The main room at Marla Bakery. Photo by Molly DeCoudreaux.
A closer look at the Marla 2000. Photo: © tablehopper.com.
Halibut and clams in a daikon-kimchi broth at a test dinner. Photo by Molly DeCoudreaux.
Dessert time. Photo by Molly DeCoudreaux.
Baguettes. Photo by Molly DeCoudreaux.
A peek at the in-progress back patio. Photo: © tablehopper.com.
If the inspection gods are pleased this week, Amy Brown and Joe Wolf will be opening their long-awaited ~MARLA BAKERY~ location in the Outer Richmond, possibly this Thursday June 19th [UPDATE: they are opening Friday June 20th!]. It’s much more than just a bakery, however: they will be serving a variety of meals, eventually ramping up completely to offer breakfast, lunch, dinner, and brunch.

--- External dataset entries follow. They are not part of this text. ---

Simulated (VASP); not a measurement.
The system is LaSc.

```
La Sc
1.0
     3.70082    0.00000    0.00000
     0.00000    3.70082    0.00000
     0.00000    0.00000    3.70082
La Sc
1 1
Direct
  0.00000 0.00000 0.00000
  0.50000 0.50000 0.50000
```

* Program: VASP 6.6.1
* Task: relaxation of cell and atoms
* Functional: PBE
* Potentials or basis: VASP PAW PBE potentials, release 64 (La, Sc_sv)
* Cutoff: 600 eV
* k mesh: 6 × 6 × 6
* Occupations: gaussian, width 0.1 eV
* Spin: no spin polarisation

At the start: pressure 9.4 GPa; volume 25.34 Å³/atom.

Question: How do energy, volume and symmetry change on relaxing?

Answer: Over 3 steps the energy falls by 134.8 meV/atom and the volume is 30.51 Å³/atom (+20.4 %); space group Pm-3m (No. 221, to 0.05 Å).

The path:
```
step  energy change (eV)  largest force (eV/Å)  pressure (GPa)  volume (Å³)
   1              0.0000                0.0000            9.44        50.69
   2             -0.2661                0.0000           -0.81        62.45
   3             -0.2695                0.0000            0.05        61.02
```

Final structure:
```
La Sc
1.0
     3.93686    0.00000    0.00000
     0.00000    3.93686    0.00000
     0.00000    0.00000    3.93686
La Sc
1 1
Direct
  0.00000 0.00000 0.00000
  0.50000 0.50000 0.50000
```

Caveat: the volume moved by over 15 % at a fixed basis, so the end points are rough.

We got a look at the lovely space a few weeks ago at a preview party, which is centered around a spectacular double-deck wood-fired oven custom made for them by Jeremiah Church (Wandrian Ovens) in Burlington, Vermont—if you look closely, you’ll see the label that proclaims it’s the Marla 2000, cute. There are 26 seats inside, with tables that were handmade by Amy’s father, and her brother is behind the artwork on the walls. You’ll notice other crafty details, like the wood cabinetry, the pottery, and custom chandelier near the entrance. The back contains a garden area and patio designed by Paxton Gate. There are fruit trees and an herb garden, and they will be adding additional seating shortly. I am going to be scheduling lots of meetings there, I have a feeling. It’s totally “destination-worthy.”
The duo have come a long way—they met while they were both working at Nopa, and partnered up for a number of pop-ups and a stand at farmers’ markets, and then opened their takeout window at their kitchen on York Street, The Marla Bakery Kitchen Communal. The Outer Richmond location is obviously their dream project, one built with a lot of heart and soul.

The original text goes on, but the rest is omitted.